What is it and why is it a good thing? In DC there are 28,000 units coming on line by 2015 and a demand for 7,500 a year through 2018.* They are spread across vastly different neighborhoods, but nearly all are targeted towards the same set of young professionals. Competition is tough, so every project is vying for attention. We propose to address this with an inverted process that starts with the neighborhood context and ends with a building that speaks to a unique brand from top to bottom.
What defines the neighborhood—its name, boundaries or something unique about the vibe? What are its characteristics, iconic features and special places? Who lives there now, and who will live there in the future? What do they do in their spare time and where? These questions address the fuzzy, qualitative aspects that attract people to a place, and keep them there.
Our director of lifestyle interiors, Rhea Vaflor, is a super-sleuth and a runner. She jogs through D.C.’s neighborhoods, poses as a renter or buyer, tours buildings, chats with property managers, shops the stores, lounges in coffee shops, dines in local restaurants and absorbs fuzzy information. This is the kind of information you can’t get from a market survey delivered in a neatly bound book.
Once we understand the neighborhood and have identified our prospects, our dynamic Creative duo, Sarah Barr and Paul Bescher, consider its position and brand. They research the competition and brainstorm with the design team to shape its personality. What shall we call it? Is it more like a Martin, a Muse or a Maven? Which most closely mirrors the people we want to attract? We then consider what architectural aesthetic, amenity program and interior look and feel supports and strengthens the brand concept.
Lifestyle works hand in hand with the Architecture team in schematic design to define the tour route, identify and locate amenities, and make sure there is enough space for the package room (never enough). This collaborative process saves headaches down the road, like when you discover a column in the middle of the cyber café or that the dog spa isn’t big enough to wash a Mastif.
Once settled, we produce the drawings. In design development, Lifestyle returns, and the documents are produced in tandem. This minimizes coordination problems, particularly pertaining to everything that’s crammed into the ceiling plenum. By construction documents, it’s time to engage Creative to generate the buzz. It’s one part design and one part strategy.
These days almost everything is electronic, although we still believe in something beautiful you can hold in your hand. That means some kind of cool print collateral and maybe a clever give-away. You need a website that works on mobile devices, maybe with a short video and/or music. We are currently experimenting with augmented reality to produce 3D images of the building that can be viewed on a phone or tablet.

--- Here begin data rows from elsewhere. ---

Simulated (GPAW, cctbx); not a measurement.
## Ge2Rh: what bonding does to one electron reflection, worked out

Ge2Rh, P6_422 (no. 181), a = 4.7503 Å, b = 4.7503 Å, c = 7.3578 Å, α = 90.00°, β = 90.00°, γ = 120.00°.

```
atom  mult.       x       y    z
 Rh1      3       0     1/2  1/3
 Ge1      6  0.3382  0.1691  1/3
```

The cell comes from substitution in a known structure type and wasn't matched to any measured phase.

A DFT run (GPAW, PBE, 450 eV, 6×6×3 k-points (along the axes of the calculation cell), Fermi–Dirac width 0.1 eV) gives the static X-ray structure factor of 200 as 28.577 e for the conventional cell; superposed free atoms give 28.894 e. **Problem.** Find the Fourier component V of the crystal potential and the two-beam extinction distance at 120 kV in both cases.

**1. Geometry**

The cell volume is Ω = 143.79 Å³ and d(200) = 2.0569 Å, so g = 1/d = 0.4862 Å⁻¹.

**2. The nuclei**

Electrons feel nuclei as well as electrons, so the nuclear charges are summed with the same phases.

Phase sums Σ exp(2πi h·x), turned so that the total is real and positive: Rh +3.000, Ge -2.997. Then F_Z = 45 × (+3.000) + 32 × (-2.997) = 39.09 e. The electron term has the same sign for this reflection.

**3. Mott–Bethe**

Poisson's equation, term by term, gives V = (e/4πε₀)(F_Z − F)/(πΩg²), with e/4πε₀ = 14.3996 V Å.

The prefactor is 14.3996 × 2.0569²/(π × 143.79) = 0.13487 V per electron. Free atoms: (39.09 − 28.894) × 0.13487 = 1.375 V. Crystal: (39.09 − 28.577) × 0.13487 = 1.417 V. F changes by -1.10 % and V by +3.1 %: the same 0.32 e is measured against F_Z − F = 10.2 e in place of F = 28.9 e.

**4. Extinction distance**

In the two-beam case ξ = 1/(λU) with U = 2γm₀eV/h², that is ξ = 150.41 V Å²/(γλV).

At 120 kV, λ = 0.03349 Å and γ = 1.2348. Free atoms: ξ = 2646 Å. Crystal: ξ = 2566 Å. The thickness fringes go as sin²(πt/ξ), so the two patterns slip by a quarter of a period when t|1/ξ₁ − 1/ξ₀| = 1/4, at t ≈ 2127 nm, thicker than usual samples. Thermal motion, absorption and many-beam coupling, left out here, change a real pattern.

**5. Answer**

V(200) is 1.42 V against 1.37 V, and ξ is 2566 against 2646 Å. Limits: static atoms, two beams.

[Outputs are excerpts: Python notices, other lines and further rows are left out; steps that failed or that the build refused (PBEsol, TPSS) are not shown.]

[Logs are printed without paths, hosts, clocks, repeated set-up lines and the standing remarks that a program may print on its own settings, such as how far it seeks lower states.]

Once you have all of this great stuff, you need a strategy. When should you launch? Where do you find your prospects, how often should you touch them—and how? We develop a marketing plan that includes email, Twitter, Facebook, Instagram, Vine and more. It’s mind-boggling, and it’s the way of the new world. We see this as the next frontier at Hickok Cole.
Case Study: The Botanica
This exemplifies Integrated Branding for a building design concept in a wealthy community outside the District. Our team agreed that The Botanica it should be positioned for over-50 empty-nesters and international transplants who want to be near D.C., with the comforts of shopping, dining and like-minded souls.
We named it “Botanica,” to evoke the image of a classic Italian botanical garden, resort hotel and spa. Hickok Cole Creative designed a logo to complement the theme, carried through to the naming of amenity spaces.